Pacific Lutheran Theological Seminary, a GTU member school, celebrates its 50th year anniversary in fall 2002. On September 19, 2001, the year-long festivities began with Founders' Day, at which past presidents William Lesher, Walter Stuhr and Jerry Schmalenberger were honored for their place in the seminary's history.

PLTS Fountain

PLTS overlooks the San Francisco Bay at the top of the hill in Berkeley, California. One of the eight seminaries of the Evangelical Lutheran Church in America (ELCA), it is a place to prepare for pastoral and diaconal ministry, teaching, spiritual renewal, and doctoral studies.

When founded in 1952, the school's mandate was to train pastors for the booming mission field of the West Coast. The training of pastors-and other church works-still stands at the heart of what PLTS does. After fifty years the question of the mission is once again at the heart of the church's life.

By 1962, PLTS was one of the four founding schools of the Graduate Theological Union. This added a second explicit commitment to their mission-the training of teachers and scholars for the future in an ecumenical context. It "stretched" PLTS in wonderful ways, contributed a fine common library, and helped to attract the high quality faculty that the school boasts today.

In 1989 the newly-formed ELCA asked the seminary to develop a non-degree program to train pastors who were needed for the special missional challenges of today, including leaders for communities of color and language other than English, and persons willing to serve in remote and challenging locations. The Alternate Route program-now called TEEM (Theological Education for Emerging Ministries)-has been one of PLTS' great achievements of the last dozen years. It has already served over 100 students who could not participate in traditional residential education.

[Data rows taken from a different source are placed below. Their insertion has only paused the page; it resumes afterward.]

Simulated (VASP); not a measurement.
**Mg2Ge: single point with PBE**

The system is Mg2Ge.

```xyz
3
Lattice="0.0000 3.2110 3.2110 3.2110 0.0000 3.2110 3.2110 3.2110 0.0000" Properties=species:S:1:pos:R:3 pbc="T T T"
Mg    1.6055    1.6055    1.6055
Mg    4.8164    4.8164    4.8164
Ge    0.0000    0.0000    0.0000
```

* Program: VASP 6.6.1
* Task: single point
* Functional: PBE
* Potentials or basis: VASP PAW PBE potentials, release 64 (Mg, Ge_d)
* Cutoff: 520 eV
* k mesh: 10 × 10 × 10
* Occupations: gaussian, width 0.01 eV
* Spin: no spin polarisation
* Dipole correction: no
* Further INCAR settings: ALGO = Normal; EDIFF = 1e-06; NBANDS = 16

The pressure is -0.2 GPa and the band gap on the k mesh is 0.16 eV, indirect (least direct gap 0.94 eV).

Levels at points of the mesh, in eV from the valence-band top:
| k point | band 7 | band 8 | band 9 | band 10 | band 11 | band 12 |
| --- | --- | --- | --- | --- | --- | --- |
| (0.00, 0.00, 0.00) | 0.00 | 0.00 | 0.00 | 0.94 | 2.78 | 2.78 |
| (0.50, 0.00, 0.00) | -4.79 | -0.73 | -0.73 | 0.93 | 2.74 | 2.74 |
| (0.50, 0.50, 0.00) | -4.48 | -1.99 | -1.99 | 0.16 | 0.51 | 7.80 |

These commitments define PLTS: the training of pastors and other church workers, the commitment to scholarship and teaching for the church, and the support for emerging ministries. A church in mission needs pastors, but cannot thrive with pastors alone. It also needs teachers, diaconal ministers, scholars, and theologically-trained lay people who will serve God articulately in the challenges and structures of the world. PLTS provides an environment for addressing both the questions of the church and the questions Christians encounter in their daily ministries.